Use bit-twiddling tricks to make choose-by-bandwith algorithm even more time-invariant

changed milestone to %Tor: 0.2.4.x-final

added 023backport component::core tor/tor milestone::Tor: 0.2.4.x-final priority::medium resolution::fixed status::closed tor-client type::enhancement labels

I think I'd argue this can wait until 0.2.4. (I might have argued #6537 (moved) could wait until 0.2.4 too.)

Trac:
Summary: Use bit-twiddling tricks to make choose-by-bandwith algorithm even more time-invairant to Use bit-twiddling tricks to make choose-by-bandwith algorithm even more time-invariant

I'm not sure I'm comfortable with that. Honestly, you may have to talk me out of doing this in 0.2.2.

That said, there is a much simpler fix, if we can trust the compiler not to get too smart. Instead of setting i_has_been_chosen to 1 (as we do in the current code), set rand_bw t the o INT64_MAX (or whatever its type's max is). Remove i_has_been_chosen. Should work I think.

Replying to nickm_mobile:

That said, there is a much simpler fix, if we can trust the compiler not to get too smart. Instead of setting i_has_been_chosen to 1 (as we do in the current code), set rand_bw t the o INT64_MAX (or whatever its type's max is). Remove i_has_been_chosen. Should work I think.

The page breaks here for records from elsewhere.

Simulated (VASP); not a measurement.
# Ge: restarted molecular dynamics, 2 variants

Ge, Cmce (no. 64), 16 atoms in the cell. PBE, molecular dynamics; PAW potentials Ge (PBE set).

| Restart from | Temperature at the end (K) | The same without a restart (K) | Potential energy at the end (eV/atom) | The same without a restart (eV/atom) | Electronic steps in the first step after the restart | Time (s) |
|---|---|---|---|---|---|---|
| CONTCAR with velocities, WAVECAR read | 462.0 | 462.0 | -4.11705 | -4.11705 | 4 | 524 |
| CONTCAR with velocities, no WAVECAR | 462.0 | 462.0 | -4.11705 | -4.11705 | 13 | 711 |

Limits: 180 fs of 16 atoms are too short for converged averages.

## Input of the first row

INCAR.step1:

That would work, although you'll still need to switch to using integer math (rather than operating on the floating-point bandwidth values directly).

I'll bite; what's wrong with using DBL_MAX ?

ah; because you can't set rand_bw to DBL_MAX, because rand_bw is a uint64.

Okay. Branch "bug6538_023" in my public repository has the minimal fix for branch 0.2.3. Branch "bug6538" has additional code to refactor those functions a little more and extract the common logic into a testable function; it should be considered only for 0.2.4.

Trac:
Status: new to needs_review

Oops. Hadn't actually pushed "bug6538_023" to my public repo. Done. (If you started looking at "bug6538", please don't worry -- it contains all of "bug6538_023" and a little more.)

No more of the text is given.